The way things are now, the music industry encourages everyone to like a single type of music - even only a single artist. Groups that don't necessarily have any talent are the ones forced upon the masses - but there's an easy fix for all this.

Right now, the record industry takes all but a few cents on the dollar for each album sold by an artist. Because of this, you have to be hugely popular just to get by - so let's look at our situation.

  • Songs are sold through albums, which average $15 for maybe 13 tunes.
  • Artists get - from a generous publisher - three cents on the dollar. That's 45 cents an album sold. Many artists get much less than this.
  • We have MP3s now. Get the picture?

Artists have their own websites, with very high-speed connections. In a short time, just about everyone in the country will have xDSL, or some other fast line. By eliminating the middle-man - the record industry - artists can charge, say, 5 cents per song and STILL come out ahead of what they'd have gotten through selling CDs. Music costs so little this way, piracy will die out - it's easier just to spend the five cents than to run around Napster searching for a tune. Everybody's happy!

On top of everything, it'll be harder to rise to the top without any talent, and there won't be any more CDs that sell for the one good song that hides on them. Access to the artists' websites? A huge database - free advertising - that lists all the artists that want to be listed, divided up into genres. Perfection.

Of course, it won't happen for another five years - but when it does, it'll be worth it.


Oh, no - I probably should have made this more clear, mrichich. The nickel would allow you to download the song, as many times as you wanted. Like an online CD player, not an online jukebox.

Not a bad idea, but I still hate the idea of pay per play being the only way to get my music.

My plan is slightly different--a single CD or other music media purchase entitles you to the right to listen to all the music on that album, in any format, from any system, into perpetuity. This is similar to the My MP3.Com model, in a way, but cross-platform, cross-media, and fair. I'd also like it that if there is any authentication of this, it not be traceable to an individual purchaser (ie, not separate license keys, but some way of only having a single key per media.) I'd really like it if people were just self-enforcing like they are with tape recordings or with MP3 files now (Napster and sharing services where people don't have rights to music notwithstanding.)

Now, if you want to broadcast your music to others you can, but you pay a little more. You can also give them pay per play and split the money with the record company and artist, or you can sell advertising and share the revenue from that. Or you can work out some other deal. This is what ASCAP and BMI do now--radio stations pay a licensing fee to those companies, and are allowed to rebroadcast all songs under their umbrella (most commercial music.)

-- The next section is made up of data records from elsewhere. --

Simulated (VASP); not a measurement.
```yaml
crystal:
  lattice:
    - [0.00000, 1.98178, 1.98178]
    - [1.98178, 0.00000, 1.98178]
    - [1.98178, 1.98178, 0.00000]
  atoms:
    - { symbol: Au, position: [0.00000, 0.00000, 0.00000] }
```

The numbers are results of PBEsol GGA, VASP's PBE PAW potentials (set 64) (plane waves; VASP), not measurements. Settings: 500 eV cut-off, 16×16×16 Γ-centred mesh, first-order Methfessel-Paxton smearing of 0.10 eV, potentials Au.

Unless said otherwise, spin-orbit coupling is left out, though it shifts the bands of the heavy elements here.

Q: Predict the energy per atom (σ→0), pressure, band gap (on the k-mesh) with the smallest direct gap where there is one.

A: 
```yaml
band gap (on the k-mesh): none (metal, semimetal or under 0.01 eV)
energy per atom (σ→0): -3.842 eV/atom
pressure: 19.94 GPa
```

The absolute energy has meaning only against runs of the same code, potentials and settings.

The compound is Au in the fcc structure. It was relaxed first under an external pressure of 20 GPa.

The key is that once you've paid for it, you've paid for it, but if you want to do one-time use as well, you can. And, of course, independent artists can sell and license their music however they want.

Basically, I want copyright law to be molded to digital media in such a way that artists can still make money and I can preserve my privacy, and don't have to pay every time I listen to a Marillion album.

Bring back patronage. If it was good enough for the Renaissance and the Enlightenment, then it ought to be good enough for today.

An example, perhaps, will help make me clear.

If Mountain Dew (actually Pepsico) were to pay Rage Against The Machine $2 million annually for 6 new tracks per year then everyone would be in a better position than they are now. Rage would get to make whatever music they want, Mountain Dew would gain instant credibility (and, presumably, higher sales) among the rebellious teen-age market that they are pitching themselves to, and those rebellious kids would have access to the music that they like at no charge.

I'm convinced that the real solution to the present problems facing the music industry lies in rethinking the fundamental economics of music creation and distribution. Rather than the current model which doesn't reward bands for artistic production, doesn't allow for the sharing of music, and doesn't scale to a digital world we should seek something that more closely matches how real people listen to music.

Hmm, dg, methinks Rage Against the Machine would certainly not be able to make 'whatever music they wanted' if under contract from Pepsico. What if they wanted to make a song about the environmental and labor horrors of factory poultry farming. The suits at Pepsi would probably have a problem with this, given that they own KFC.

Not a lot of artistic license in your plan.